Trademark Favorite Food
Basic Information
Kojak and his lollipops. Turtles love pizza. Cops and donuts. Shaken, not stirred. This must be the place where pies go when they die!
This characterization trope is in play when a character has a favorite food, and everybody knows it. Characters who are particularly attached to some kind of home cooking or other soul food fit in quite well to this trope.
Related tropes:
- Big Eater
- Comfort Food
- Does Not Like Spam
- Drink-Based Characterization
- Extreme Omnivore
- Hollywood Cuisine
- I'm a Humanitarian
- Impossibly Delicious Food
- Must Have Caffeine
- Obsessed With Food
- Spot of Tea
- Stock Animal Diet
- Sweet Tooth
- Your Favorite
Sources
Bibliography
Game and Story Use
- Just about the easiest seat-of-your-pants way to stick an improvised bit of characterization on an NPC. If you're doing a wide open sandbox game or a series of adventure towns, sooner or later you'll end up with an NPC front and center that you've got nothing planned for. Pick a random food, and voila — instant (shallow) personality.
- What makes this blacksmith different from the blacksmiths of the last three towns? Uh… he likes… crab apples. Too bitter for most, but this guy loves them. There's three crabapple trees out back, and his workshop is full of tiny discarded cores and stems, and piles of miniature fruits waiting to be chomped on. He spits out apple seeds between every sentence.

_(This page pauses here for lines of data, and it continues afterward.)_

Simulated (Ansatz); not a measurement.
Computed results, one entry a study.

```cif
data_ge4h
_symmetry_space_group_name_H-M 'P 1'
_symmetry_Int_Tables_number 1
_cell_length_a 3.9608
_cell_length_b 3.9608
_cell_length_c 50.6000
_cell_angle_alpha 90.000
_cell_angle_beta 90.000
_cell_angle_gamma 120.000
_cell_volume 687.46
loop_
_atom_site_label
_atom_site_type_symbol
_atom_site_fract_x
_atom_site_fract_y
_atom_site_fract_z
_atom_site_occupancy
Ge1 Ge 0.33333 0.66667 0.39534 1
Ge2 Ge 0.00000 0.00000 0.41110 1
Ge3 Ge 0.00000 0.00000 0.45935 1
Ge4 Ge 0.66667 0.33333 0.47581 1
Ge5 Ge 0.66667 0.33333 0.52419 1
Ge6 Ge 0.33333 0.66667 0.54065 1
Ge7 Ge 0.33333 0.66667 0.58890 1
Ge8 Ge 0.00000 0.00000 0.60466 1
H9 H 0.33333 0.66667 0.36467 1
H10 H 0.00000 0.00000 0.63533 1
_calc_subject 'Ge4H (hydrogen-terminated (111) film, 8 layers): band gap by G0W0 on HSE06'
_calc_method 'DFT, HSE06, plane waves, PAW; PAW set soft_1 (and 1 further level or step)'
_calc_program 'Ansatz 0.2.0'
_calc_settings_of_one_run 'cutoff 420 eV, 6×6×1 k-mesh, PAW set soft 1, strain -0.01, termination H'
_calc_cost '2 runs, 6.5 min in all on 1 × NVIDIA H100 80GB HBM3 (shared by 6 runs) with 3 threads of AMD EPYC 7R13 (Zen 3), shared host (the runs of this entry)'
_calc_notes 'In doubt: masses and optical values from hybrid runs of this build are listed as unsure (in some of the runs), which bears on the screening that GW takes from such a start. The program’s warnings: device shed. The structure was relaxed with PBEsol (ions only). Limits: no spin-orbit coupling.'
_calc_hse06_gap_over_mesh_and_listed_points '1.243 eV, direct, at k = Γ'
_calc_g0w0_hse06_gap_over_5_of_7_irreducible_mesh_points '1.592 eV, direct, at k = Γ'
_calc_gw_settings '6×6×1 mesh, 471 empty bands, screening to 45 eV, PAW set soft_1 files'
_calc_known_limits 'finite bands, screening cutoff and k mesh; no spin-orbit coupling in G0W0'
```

- The nature of the favorite food can potentially relate more information about the character. This could be and overt and obvious cue for the players. Or, you might manage to pull off a subtle metaphor that only dawns on the players much later.
- Perhaps that blacksmith has a crabby and bitter personality. Or maybe they work with metals that other nearby smiths dismiss — such as bog iron or green rocks. Or, just as they prefer miniature bitter apples, perhaps their sympathies and allegiances lie with creatures that are small and bitter, such goblins or dwarves.
- Alternatively, perhaps the bitterness of the apples simply takes the edge of the thirst and fume taint that he builds up at the forge.
- Their desire for the foodstuff could actual be a minor plotpoint, or even the hook that starts a plotline.
- The blacksmith has secret meetings with goblin insurgents. Contact with the goblins has spread a blight to his beloved trees. The village doesn't have any Druids, so he offers that if the players can travel into the wilderness and bring back the old hermit druid thereabouts, he'll pay them in upgraded weapons and armor. After some fun wilderness encounters, the PCs find and recruit the druid. They get back to town, and the druid says "this tree is poisoned by goblin magic!" The blacksmith's reaction is angry denial, and it reveals his secret connection to the goblin invaders.
- Can be a sign of an addiction displacement in progress - IIRC Kojak's lollipops were meant to be related to his giving up smoking…
- For games with metacurrency and similar mechanisms, this might be a mechanism for a willpower refresh or something similar … although it might not be appropriate for something easily obtained or which the character might be assumed to pick up by default (such as junk food).